How does this compare to the security level of corporate networks?
Weiss: PG&E's or any utility's human resources network or their customer information networks are more cybersecure than any power plant, including nuclear, any substation, or any control center in the U.S.
How can that be?
Weiss: Because the utilities got together and came up with a set of criteria, called the NERC (North American Electric Reliability Corp.) critical infrastructure protection (CIP) standards. In those standards they input a number of exclusions and allowed them to self-define what would be "critical." NERC has put out emergency warnings on some of the areas that have been excluded, like telecommunications, but NERC CIPs specifically exclude them. Can you imagine doing a cyber assessment of your IT systems and being told "do not address telecom?" Because of the Energy Policy Act of 2005, electric distribution which is the heart of the smart grid is specifically excluded even though the electrons move from distribution to transmission and back. It simply doesn't make any sense.
Aren't the industries regulated?
Weiss: Right now the only industries that actually have (regulatory) requirements are electric and nuclear power. Water has no requirements yet. None. You have industry organizations putting out guidelines or best practices but when you talk about any type of regulation the first is electric. That is why there is so much focus on the NERC CIPs.
Should there be more regulation?
Weiss: I've been arguing for the utilities to simply do a prudent engineering job of assuring that their facilities are secure. To date, the utility industry, with few exceptions, is simply not willing to do that.
Is this because they are choosing productivity and efficiency over security?
Weiss: It's because the utility engineering side or operations organization is the one responsible for the generation, transmission, and distribution and control of an electric system. They are not responsible for cybersecurity. The organization responsible for cybersecurity is IT. Only IT does not own the operational equipment. The operational organization generally has no budget for security and generally has not been trained to address cybersecurity. So what happens is that the operational organization isn't going to address security, but management is also looking at the NERC CIPs to dictate what needs to be done to be compliant. What most utilities are trying to do is minimize the number of assets deemed critical. If the asset is not identified as critical, the utility does not have to do anything further.
As of April 2009, the vice president and chief security officer of NERC put out a letter to the industry that said almost 70 percent of power plants in U.S. were not considered critical. Almost 30 percent of transmission assets were not considered critical. And it turns out 100 percent of the distribution assets, which is the heart of the smart grid, are not considered critical because distribution is explicitly excluded from the NERC CIPs. No public utility commission, including in California, has cybersecurity standards for distribution.
Do you think that the focus on cybersecurity detracts from the debate?

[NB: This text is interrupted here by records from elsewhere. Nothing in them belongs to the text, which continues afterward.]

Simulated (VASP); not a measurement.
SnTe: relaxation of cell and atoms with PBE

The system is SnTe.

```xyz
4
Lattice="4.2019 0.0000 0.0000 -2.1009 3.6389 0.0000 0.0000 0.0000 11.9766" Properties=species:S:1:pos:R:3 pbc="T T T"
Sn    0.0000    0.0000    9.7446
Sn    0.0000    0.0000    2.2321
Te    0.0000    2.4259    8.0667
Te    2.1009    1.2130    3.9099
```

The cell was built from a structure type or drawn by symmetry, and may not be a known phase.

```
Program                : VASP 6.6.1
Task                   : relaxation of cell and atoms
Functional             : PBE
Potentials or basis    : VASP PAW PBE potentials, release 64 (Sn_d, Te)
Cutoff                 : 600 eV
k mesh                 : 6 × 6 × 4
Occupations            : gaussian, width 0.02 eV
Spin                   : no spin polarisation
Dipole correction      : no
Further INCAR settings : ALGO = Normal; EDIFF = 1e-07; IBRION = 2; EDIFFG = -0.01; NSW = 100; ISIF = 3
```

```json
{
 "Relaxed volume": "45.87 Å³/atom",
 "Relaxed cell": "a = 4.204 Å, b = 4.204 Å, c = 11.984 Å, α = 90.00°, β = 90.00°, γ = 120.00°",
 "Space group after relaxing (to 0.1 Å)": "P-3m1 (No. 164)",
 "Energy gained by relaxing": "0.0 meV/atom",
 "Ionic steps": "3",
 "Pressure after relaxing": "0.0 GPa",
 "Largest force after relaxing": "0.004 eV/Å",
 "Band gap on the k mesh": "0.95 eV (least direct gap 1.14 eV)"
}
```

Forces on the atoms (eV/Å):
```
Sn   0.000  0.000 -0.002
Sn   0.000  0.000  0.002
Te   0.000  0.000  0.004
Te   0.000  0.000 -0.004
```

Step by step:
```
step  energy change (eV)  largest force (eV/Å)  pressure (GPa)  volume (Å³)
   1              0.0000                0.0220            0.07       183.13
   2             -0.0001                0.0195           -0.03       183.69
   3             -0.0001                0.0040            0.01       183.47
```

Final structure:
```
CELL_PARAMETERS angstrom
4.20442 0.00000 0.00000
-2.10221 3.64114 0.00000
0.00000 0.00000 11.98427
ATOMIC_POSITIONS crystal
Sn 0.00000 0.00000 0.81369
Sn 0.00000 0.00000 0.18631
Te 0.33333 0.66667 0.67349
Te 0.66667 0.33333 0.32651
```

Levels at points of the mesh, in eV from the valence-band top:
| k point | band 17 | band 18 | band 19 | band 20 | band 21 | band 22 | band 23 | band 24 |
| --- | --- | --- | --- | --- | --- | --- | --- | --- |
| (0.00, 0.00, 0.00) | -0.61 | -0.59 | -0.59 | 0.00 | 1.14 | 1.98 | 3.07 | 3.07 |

Weiss: IT is concerned about malicious cyberattacks not nonmalicious incidents. The industrial community is just as concerned about a nonintentional incident as an intentional attack. Conceptually, IT has technology to identify a cyberattack. In industrial controls the Windows layer has forensics for cyber. But at the control system layer, the non-Windows layer, there is very little if any cyber forensics. People say there will be a cyber 9/11. There may be, but we will not know it was cyber. You can't hide lights going out or plants shutting down. Unless you have the forensics, you can't say it was cyber and not something else. The best example of this is what happened in Maroochy, Australia, with a disgruntled ex-contractor. The first 20 times he hacked wirelessly into the SCADA (supervisory control and data acquisition) system and sewage discharge valves they thought it had to be a mechanical or electrical failure. They finally caught him after the 46th time he hacked in.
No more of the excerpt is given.